Let me take you back nearly half a century to when the only security Ringling Brothers Circus had was Backdoor Jack. It wasn’t as if there were dozens of terrorists wanting to get in to blow up clown alley or kidnap an elephant. No, the problem was that everyone on the show wanted to sneak in their family and friends to watch a performance for free. The show was rather stingy on passing out Annie Oakleys (free tickets). With over 400 people on the show, the number of possible deadheads convinced circus management to station Backdoor Jack at the back entrance of each arena to carefully scrutinize each person coming in, to make sure they were authorized circus personnel.
A roustabout who had fallen from the rigging years ago, Backdoor Jack had a twisted spine and a shuffling gait that made him slow and cranky. At the beginning of each season he was given a list of names. These were the people allowed in. He would sit at his card table and demand our names as we came in. He spent the first few weeks getting names connected to faces, and then threw away the list. He had to do this twice with the clowns, since we not only had our civilian faces, but our clown faces as well. Not overly smart, he was extremely tenacious. And he never left his post, not even to answer nature’s call. He kept a large mason jar underneath his table.
John Ringling North, circus scion and playboy, who sold the show to Irvin Feld in 1968, came to visit what he still regarded as ‘his’ circus in Portland, Maine, and was denied entrance by Backdoor Jack. He wasn’t on the list. I happened to be at the back door that day, stuffing a rubber chicken with Silly String in an experiment that went sadly awry, when the encounter happened. I recognized North from when he had come to our Clown College class to give a lecture on circus history.
“How dare you tell me I can’t go in! I’m John Ringling North, you idiot! Now let me through!”
Backdoor Jack squinted at him, totally unimpressed. He replied in a flat, scratchy voice:
“Can’t go in, mister.” Then he added, rather illogically, “I got my orders, same as you.”
Rhubarb Bob, the assistant Performance Director, was finally called to give North the nod to get in. The intervening years have erased the reason why we called him Rhubarb Bob. In circus slang, ‘rhubarb’ means a fight. But Rhubarb Bob was about as feisty as a dish of melted ice cream.

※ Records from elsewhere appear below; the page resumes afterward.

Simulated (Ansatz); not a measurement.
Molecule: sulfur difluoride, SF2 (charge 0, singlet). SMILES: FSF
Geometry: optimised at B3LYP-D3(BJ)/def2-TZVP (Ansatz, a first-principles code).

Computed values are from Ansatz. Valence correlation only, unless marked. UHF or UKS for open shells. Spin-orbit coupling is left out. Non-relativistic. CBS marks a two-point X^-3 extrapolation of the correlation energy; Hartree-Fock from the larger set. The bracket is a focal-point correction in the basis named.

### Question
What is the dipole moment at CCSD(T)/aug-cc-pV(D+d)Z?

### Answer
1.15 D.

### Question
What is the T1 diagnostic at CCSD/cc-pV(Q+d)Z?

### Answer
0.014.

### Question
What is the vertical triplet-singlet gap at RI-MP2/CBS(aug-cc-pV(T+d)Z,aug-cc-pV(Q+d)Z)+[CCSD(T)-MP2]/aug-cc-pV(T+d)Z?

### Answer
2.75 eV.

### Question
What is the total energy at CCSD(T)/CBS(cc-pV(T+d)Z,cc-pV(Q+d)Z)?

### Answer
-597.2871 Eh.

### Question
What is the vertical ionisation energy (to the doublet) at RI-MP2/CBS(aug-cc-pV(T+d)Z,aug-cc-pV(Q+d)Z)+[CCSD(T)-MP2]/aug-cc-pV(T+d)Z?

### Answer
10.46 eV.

“I’ll see you are thrown off the lot for this, you dolt!” North hissed at Backdoor Jack. But nothing happened to Backdoor Jack. He continued to sit at his card table, rain or shine, gatekeeping with Kafkaesque brutality. He liked to eat sandwiches made of white bread slathered with bacon grease (supplied to him by the cook on the pie car) and layered with scallions. Originally from Texas, he also enjoyed red creme soda and Moon pies. I tried bribing him once to let my New York girlfriend Alice sneak in the back way, with a sixpack of Barq’s, but he spurned my advances with contempt. He was incorruptible.
But not omniscient.
Clown alley developed a technique for getting girlfriends and family past Backdoor Jack. We’d put our makeup and costume on them outside of the arena, and then they could stroll in as easy as falling off a log. Jack never paid too much attention to the clowns -- there were too many of them, and they were all crazy anyways. A half hour later we would pass by Jack, out of makeup, and he would wave us through without a moment’s hesitation. Then we would hook up with our stowaway, help them get off the makeup and costume, and find them an unoccupied seat out in the arena. They could leave however they wanted after the show; Backdoor Jack didn’t give a hoot who came out the back way, only who came in.
In Montreal an October blizzard raged throughout the day, but Backdoor Jack remained at his post, dressed in a bulging parka that had him looking like the Stay Puft Marshmallow Man from “Ghostbusters.” He made us pull down our own jacket hoods to identify ourselves before he’d let us in out of the frosty elements.
As a roustabout Backdoor Jack enjoyed a curious privilege that even star performers didn’t have. When the season ended and the train was pulled back to Florida for the winter, all performers and other circus personnel were summarily kicked off the train and not allowed back on until rehearsals started several months later. Except for the roustabouts. They were allowed to ride the train back to Winter Quarters in Venice, then live on it rent-free until the season started up again. And they got two dukey boxes a day, along with a small weekly stipend. The reason for this was ostensibly that they were needed for maintenance; cleaning out the train cars and washing the outsides. They also repaired elephant harnesses and rigging, repainted the ring curbs, and bush hogged the Winter Quarter grounds. But that took up just a few hours each day. They got to spend most of their time lazing about, angling for catfish in the canals or going after bigger quarry off the Venice Municipal Pier. Backdoor Jack was a fishing addict, along with Lou Jacobs and Otto Griebling, who both had homes in Venice; the three of them would spend happy hours under the mellow winter sun inveigling bluefish and croakers to take their hooks. The circus caste system and the grudges it inspired disappeared during the off season, so a roustabout could hobnob with his betters in the pursuit of game fish.